Parents could be kept in the dark about North Carolina charter schools’ finances and teachers’ performance if state lawmakers don’t make a stand for transparency and public accountability.
In a signal that the General Assembly may consider letting charter schools wiggle out of the disclosure requirements in place at traditional public schools, lawmakers in a Senate education committee took an open-government provision out of a charter reform bill recently. The bill would have decreed that charter schools are inherently subject to the state’s public records and open meetings laws.
Parents and members of the public can review charter school records and attend board meetings now as a matter of State Board of Education policy. The law that authorizes charter schools in North Carolina’s general statutes, however, is silent on whether the public’s open-government protections apply.
Republican state Sens. Jerry Tillman and Bill Cook introduced a charter school bill that would leave no room for debate or ambiguity. Charter schools, which receive public funding but are run by private nonprofit boards, would be subject to state sunshine laws. But the public transparency provision mysteriously disappeared in a substitute bill advanced in the education committee Tillman chairs.
A retired school administrator representing Moore and Randolph counties, Tillman has some explaining to do. He had it right the first time — schools that operate with public money should open their books to the public. As committee chairman, he could have blocked the substitute bill if he found it disagreeable. We urge him to restore the original open-government provision without delay.
Charter schools are springing up throughout the Tar Heel State after lawmakers in 2011 lifted the cap limiting the number of charters to 100. As of Jan. 28, North Carolina had 127 charter schools in operation and dozens more in the works awaiting state approval.
Supporters say the schools provide families with alternatives to the state’s traditional public education system. Classroom seats are filled by lottery, and an application process tends to glean more studious students from households with more involved parents.
The governing bodies’ nonprofit status makes them more nimble, and charter schools are exempt from some of the rules county school systems must follow, lessening the regulatory burden and fostering innovation.
Charters remain controversial, however, as they receive state funds for each pupil enrolled and are not required to return the money to traditional public schools when a pupil withdraws or is kicked out. Some superintendents say charters take the money and dump students with learning difficulties or behavior problems back into county school systems.
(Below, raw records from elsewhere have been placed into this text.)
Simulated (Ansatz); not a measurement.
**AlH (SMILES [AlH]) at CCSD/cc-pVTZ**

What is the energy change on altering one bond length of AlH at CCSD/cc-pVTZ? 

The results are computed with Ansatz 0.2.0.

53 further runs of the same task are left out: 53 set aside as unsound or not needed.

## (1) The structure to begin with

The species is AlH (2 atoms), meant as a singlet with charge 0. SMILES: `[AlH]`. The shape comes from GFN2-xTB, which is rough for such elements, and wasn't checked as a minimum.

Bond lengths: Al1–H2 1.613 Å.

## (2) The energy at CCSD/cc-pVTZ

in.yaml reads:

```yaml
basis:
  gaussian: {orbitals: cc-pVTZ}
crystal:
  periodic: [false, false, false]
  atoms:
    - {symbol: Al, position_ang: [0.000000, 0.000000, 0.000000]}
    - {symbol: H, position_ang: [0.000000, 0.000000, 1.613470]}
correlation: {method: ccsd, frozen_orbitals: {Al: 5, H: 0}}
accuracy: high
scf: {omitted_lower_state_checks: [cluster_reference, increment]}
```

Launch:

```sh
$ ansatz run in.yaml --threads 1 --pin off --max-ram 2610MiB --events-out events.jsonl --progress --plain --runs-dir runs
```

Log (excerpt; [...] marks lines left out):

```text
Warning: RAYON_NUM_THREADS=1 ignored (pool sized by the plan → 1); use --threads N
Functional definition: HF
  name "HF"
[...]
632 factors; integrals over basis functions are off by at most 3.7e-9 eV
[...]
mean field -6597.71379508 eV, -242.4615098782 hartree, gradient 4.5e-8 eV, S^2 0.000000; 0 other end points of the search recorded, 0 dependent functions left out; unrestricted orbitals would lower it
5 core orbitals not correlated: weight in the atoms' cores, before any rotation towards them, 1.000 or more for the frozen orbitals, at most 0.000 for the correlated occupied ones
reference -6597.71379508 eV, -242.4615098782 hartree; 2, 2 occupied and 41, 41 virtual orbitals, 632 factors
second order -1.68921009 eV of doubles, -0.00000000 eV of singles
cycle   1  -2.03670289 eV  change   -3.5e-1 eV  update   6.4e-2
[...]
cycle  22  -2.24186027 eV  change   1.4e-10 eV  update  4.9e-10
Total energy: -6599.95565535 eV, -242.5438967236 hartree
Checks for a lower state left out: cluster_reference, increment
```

If state lawmakers really want to tinker with the charter school statutes in the 2014 short session, that seems to us like an oversight they ought to correct. Money earmarked for an individual student’s education should follow that student. It’s a simple matter of fairness and common sense.
Charters may be a different breed of public school, but they’re still the same animal. Taxpayers provide the bulk of their budgets. State law must make perfectly clear that we have the right to know what’s going on in each and every school our money supports.